LOS ANGELES (CBS) —  In a move critics are describing as an unprecedented power grab, the Los Angeles County Board of Supervisors will consider a proposal on Tuesday by Sheriff Lee Baca under which his department not probation officers would become responsible for parolees in the county.

Baca was in Gov. Jerry Brown's office with sheriffs and probation chiefs from across the state when he floated the idea, according to the Los Angeles Times.

The assumption has been that the thousands of parolees being passed from the state to the local level would be handled by county probation officers —  which will still hold true in all but one of 58 counties.

But the Times reported Baca wants to handle the parolees in Los Angeles County.

The proposal — which the paper calls unprecedented — would make the department the first law enforcement agency in the nation to handle parole or probation supervision, the Times reported.

Baca says his plan would allow offenders uninterrupted rehabilitation services, starting in his jails and continuing post-release. But his critics call it a power grab, The Times reported.

If Baca is successful, he'll likely get to use the anticipated state funding to add some 300 new employees at a time when hiring has gone dry, according to the newspaper.

"My feeling is there's a lot of money at stake here and he can put more law enforcement officers on the streets. I think that's his goal," L.A. County Probation Chief Don Blevins told The Times.

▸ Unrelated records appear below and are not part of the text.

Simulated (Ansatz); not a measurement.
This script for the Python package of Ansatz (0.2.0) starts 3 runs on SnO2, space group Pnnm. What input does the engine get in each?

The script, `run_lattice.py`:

In the past, all parolees released from state prison who still required supervision were assigned to state parole agents. The transfer of thousands of nonviolent parolees to the counties is part of Gov. Jerry Brown's effort to shift state responsibilities to the local level.

The L.A. County Board of Supervisors is required to pick a lead agency — the Sheriff's or Probation department — by Aug. 1 and will be discussing that decision Tuesday.